Is Your Company Well Prepared in Terms of (IT-) Law and Data Protection?

The corona crisis has given digitalization in Germany an unprecedented boost. Contact restrictions forced us all to use digital technology in almost every area of life. Examples of this phenomenon are our professional activities from the home office, video telephony with colleagues or friends, and digital leisure activities such as readings, lectures and digital concert visits. This trend will remain sustainable. Medium-sized companies have also recognized this and are investing more heavily in digital solutions. But there are challenges in terms of IT and data protection law. This article describes how you can take advantage of the trend toward digitalization and overcome legal challenges.


The Digitalization Phenomenon – Advantages and Challenges

The advantage of digital solutions is obvious. They change, realign and in most cases optimize analog value-added and business processes. The use of digital solutions can thus lead to an increase in efficiency and cost savings. These effects are achieved, for example, by saving on travel costs and making more efficient use of personnel and resources in operating processes. This also results in synergies for your customers, as those costs no longer need to be passed on to your customers. This inevitably increases the satisfaction of your customers.

Conventional digital solutions include smartphones, laptops and tablets. These are largely established in our living and working culture. Supposedly new digital solutions that have not yet become established in every industry are applications and services, such as company news apps, digital project management tools like Jira and Asana or digital marketing tools (e.g. HubSpot, Marketo, Oktopost).

Especially at the beginning of the corona crisis, many companies had to painfully realize that their business processes were not designed for their employees to work from their home office. This posed very practical questions, such as how to obtain effective signatures from two authorized employees who were not in the same place because of their home office. One solution is provided by tools such as DocuSign or Adobe Sign, which allow contracts or other important business letters to be signed digitally with a qualified electronical signature, regardless of the location of the management. The same applies to video conferencing tools. Many companies have found that individual departments do not always need to be in the same place to plan and discuss projects. Instead, the departments can meet virtually using video conferencing tools. This change from an analog to a digital working world is currently taking place very dynamically thanks to Corona, because since March 2020 at the latest, companies in Germany have understood the necessity of investing in such digital solutions.

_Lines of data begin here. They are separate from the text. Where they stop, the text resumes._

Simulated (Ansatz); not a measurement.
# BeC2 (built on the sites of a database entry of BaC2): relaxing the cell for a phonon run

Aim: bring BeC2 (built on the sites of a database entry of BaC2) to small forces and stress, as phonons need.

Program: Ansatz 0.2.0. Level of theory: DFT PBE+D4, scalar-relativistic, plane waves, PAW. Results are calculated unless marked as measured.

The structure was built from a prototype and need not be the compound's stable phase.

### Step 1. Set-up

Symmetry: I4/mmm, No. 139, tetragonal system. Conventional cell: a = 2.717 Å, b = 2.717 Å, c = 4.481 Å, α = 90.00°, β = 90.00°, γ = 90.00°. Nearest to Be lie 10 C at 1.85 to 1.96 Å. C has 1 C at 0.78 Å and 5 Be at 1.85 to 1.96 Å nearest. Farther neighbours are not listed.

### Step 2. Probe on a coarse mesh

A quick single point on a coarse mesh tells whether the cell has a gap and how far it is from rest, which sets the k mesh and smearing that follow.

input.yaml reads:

Digital solutions therefore offer numerous advantages, but also present companies with major IT and data protection challenges. The legal framework must be justifiable and suitable for the intended use (keywords: correct licensing model, sufficient availability). Most digital solutions also process personal data. Your organization must therefore ensure that data protection requirements are taken into account and implemented in the selection process of a digital solution during the procurement and introduction of digital solutions – otherwise you could face stiff fines.


What Are the Legal Requirements for the Introduction of Digital Solutions?

In order to take advantage of digitization and to avoid it to becoming a compliance boomerang, it is strongly recommended that you carefully review the General Terms of Use or the Master Subscription Agreement (this is how providers of rental software and SaaS solutions refer to their contracts, as the services offered are “subscribed to” over a certain period of time). In addition, digital solutions must be evaluated in terms of data protection law and, if necessary, measures must be taken to improve data protection compliance. This applies, for example, to the data processing agreement.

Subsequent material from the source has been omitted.